Consumers are remaining cautious amid macro uncertainties: price and quality are now the most important product characteristics that influence consumers’ purchasing decisions.
CPGs and retailers are facing greater pressure: slower demand growth, persistent cost pressures, and heightened investor scrutiny are pushing CPGs to reconfigure their operating models.
Shifting sustainability attitudes: sustainability remains a priority for consumers and CPGs, but only selectively. Instead, sustainability led growth is concentrated in specific applications, rather than broadly distributed across portfolios.
Furthermore, McKinsey’s research indicates that industry growth is at or below GDP, with tepid growth expected over the next one to two years before stabilising at GDP levels in the context of shifting global economic and geopolitical stability. Across both categories and regions, selective sub-pockets remain that are growing faster and others that are declining. Growth and margins have decelerated overall across major substrates, owing to weak demand and inflationary cost pressures. Growth in EBITDA margins also remain nearly flat or slightly negative across the industry.

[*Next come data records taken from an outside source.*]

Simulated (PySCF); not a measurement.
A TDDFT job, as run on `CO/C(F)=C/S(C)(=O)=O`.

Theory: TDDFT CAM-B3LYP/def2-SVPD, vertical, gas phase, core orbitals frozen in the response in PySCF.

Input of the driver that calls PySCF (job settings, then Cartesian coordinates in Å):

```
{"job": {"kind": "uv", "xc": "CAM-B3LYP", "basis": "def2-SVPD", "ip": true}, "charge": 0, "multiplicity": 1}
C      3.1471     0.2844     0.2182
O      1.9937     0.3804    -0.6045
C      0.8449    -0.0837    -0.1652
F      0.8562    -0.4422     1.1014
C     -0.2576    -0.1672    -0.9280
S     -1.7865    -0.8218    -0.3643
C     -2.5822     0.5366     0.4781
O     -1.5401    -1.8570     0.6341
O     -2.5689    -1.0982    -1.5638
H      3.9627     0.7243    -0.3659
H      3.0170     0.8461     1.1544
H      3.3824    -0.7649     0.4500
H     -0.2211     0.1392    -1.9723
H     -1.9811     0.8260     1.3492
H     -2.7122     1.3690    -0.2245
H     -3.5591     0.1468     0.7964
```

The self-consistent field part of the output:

These financial headwinds are also being compounded by a general environment of consolidation and talent turnover within the industry as well. Several mega deals have been completed across substrates in recent years. While over the past several years, CEO and senior leadership turnover in particular has increased sharply across major packaging and paper companies.
To succeed in this new era of lower demand growth and emerging challenges, the analysis highlights how packaging and paper companies will need to embrace new timelines and levers to address underperformance. Specifically, the analysis details four elements that could make the difference in creating value moving forward: execution in commercial excellence, a relentless focus on cost, rejuvenated talent and leadership, and the value-oriented application of advanced analytics and gen AI.
David Feber, senior partner at McKinsey, said: ‘Looking at both structure and performance, it is apparent that the global packaging industry has entered a reset. After more than a decade of structural tailwinds, customers are under pressure, balance sheets are tightening, and investors are demanding sharper capital discipline. In this environment, value creation depends less on overall exposure to growth and more on execution and conscious growth focused on sub-segments that are growing faster than the overall market. It will also be important to develop new capabilities and pursue innovation, particularly in data and gen AI.’
Daniel Nordigården, partner at McKinsey, added: ‘Balance sheets, leadership capability, and operating rigor will increasingly determine winners and losers in the packaging and paper industry. For CEOs and boards, the imperative is clear: act decisively to reshape portfolios, strengthen fundamentals, and build the capabilities required to compete in a lower growth, higher volatility world.’
Overall, the findings highlight a packaging market defined by trade offs rather than linear trends. Companies across the value chain will need to navigate evolving consumer expectations, regulatory pressure and material substitution dynamics to remain competitive in a lower growth and increasingly complex environment.